Re: [PATCH 2/2] xfs: allow delwri requeue of wait listed buffers

From: Dave Chinner <david@fromorbit.com>
To: Brian Foster <bfoster@redhat.com>
Cc: linux-xfs@vger.kernel.org
Subject: Re: [PATCH 2/2] xfs: allow delwri requeue of wait listed buffers
Date: Sat, 9 Jun 2018 08:49:09 +1000	[thread overview]
Message-ID: <20180608224909.GC10363@dastard> (raw)
In-Reply-To: <20180608120709.GA23628@bfoster>

On Fri, Jun 08, 2018 at 08:07:09AM -0400, Brian Foster wrote:
> On Fri, Jun 08, 2018 at 09:27:13AM +1000, Dave Chinner wrote:
> > On Thu, Jun 07, 2018 at 08:41:25AM -0400, Brian Foster wrote:
> > > If a delwri queue occurs of a buffer that was previously submitted
> > > from a delwri queue but has not yet been removed from a wait list,
> > > the queue sets _XBF_DELWRI_Q without changing the state of ->b_list.
> > > This occurs, for example, if another thread beats the submitter
> > > thread to the buffer lock after I/O completion. Once the submitter
> > > acquires the lock, it removes the buffer from the wait list and
> > > leaves a buffer with _XBF_DELWRI_Q set but not populated on a list.
> > > This results in a lost buffer submission and in turn can result in
> > > assert failures due to _XBF_DELWRI_Q being set on buffer reclaim or
> > > filesystem lockups if the buffer happens to cover an item in the
> > > AIL.
> > 
> > I just so happened to have this ASSERT happen over night on
> > generic/232 testing some code I wrote yesterday. It never ceases to
> > amaze me how bugs that have been around for ages always seem to be
> > hit at the same time by different people in completely different
> > contexts....
> > 
> 
> Interesting, out of curiosity was this in a memory limited environment?

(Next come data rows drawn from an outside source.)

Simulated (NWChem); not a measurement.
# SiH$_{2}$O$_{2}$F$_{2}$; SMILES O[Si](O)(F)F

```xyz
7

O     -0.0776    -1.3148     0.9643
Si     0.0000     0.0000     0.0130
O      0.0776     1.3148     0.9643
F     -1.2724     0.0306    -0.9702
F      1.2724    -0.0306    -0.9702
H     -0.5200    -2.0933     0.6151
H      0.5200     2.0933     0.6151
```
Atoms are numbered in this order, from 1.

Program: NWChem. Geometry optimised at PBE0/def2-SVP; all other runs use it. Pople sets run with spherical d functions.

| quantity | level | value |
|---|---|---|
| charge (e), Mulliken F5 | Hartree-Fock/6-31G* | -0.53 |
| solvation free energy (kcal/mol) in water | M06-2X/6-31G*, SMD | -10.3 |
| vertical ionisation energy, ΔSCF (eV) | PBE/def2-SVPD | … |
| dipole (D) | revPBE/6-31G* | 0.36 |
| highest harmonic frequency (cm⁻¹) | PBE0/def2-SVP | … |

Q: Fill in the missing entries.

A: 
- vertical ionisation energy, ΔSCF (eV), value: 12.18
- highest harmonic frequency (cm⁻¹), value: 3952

No. had GBs of free RAM, but it's on a fakenuma setup so a node
could have been low on free memory and hence running the quota
shrinker....

....
> > This seems all a bit broken.
> 
> Yes, the premise of this was to do something that didn't break it
> further. ;) I figured using sync I/O would also address the problem, but
> would introduce terrible submission->completion serialization...

*nod*

> So essentially take apart sync buffer I/O so we can do batched
> submission/completion. That sounds like a nice idea to me.

*nod*

> Feedback on the code to follow. That aside, are you planning to turn
> this into a real patch submission or would you like me to do it?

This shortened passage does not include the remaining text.